Well, your son is older (but no wiser) and will soon be legally (if not emotionally) classified as an adult, and no longer your responsibility. In this respect, I would encourage you to give him a lavish farewell party, a small sum of money to tide him over, and your best wishes for his future happiness in whatever pursuits he so chooses. From there, you can begin to reclaim your life.
Yes, you are obligated to care for him until such time, since you made choices that proved to be unwise (- perhaps relinquishing much of your authority for fear of lost/reduced affection?) - that is not his fault, if you can follow my drift, but you still have time to simply say no and let the child rage away in petulance (but don't forget to pass on the costs for damages!).
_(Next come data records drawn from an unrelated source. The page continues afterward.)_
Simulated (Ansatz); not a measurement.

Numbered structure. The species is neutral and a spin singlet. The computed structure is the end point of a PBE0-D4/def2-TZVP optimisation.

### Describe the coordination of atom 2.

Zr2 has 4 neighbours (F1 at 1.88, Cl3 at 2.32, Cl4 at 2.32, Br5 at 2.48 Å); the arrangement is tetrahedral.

Was there any legally binding agreement re co parenting arrangements that you might wish to pursue through the courts, or did you inadvertently place this burden upon yourself? The tough news that is always hard to hear, is that your son owes you nothing - it's harsh, unfair, and disgraceful; but only you had the obligation - the rest must come at the behest of the individual.
Love your son for he will always be, and remember that his frustrations play out from his upbringing and experiences. Time may mellow him to see the bigger picture, but there will surely be much suffering before that eventuates, so feel for his struggles just a little, and hopefully you will find the love you seek and deserve - it is there, but very deeply concealed.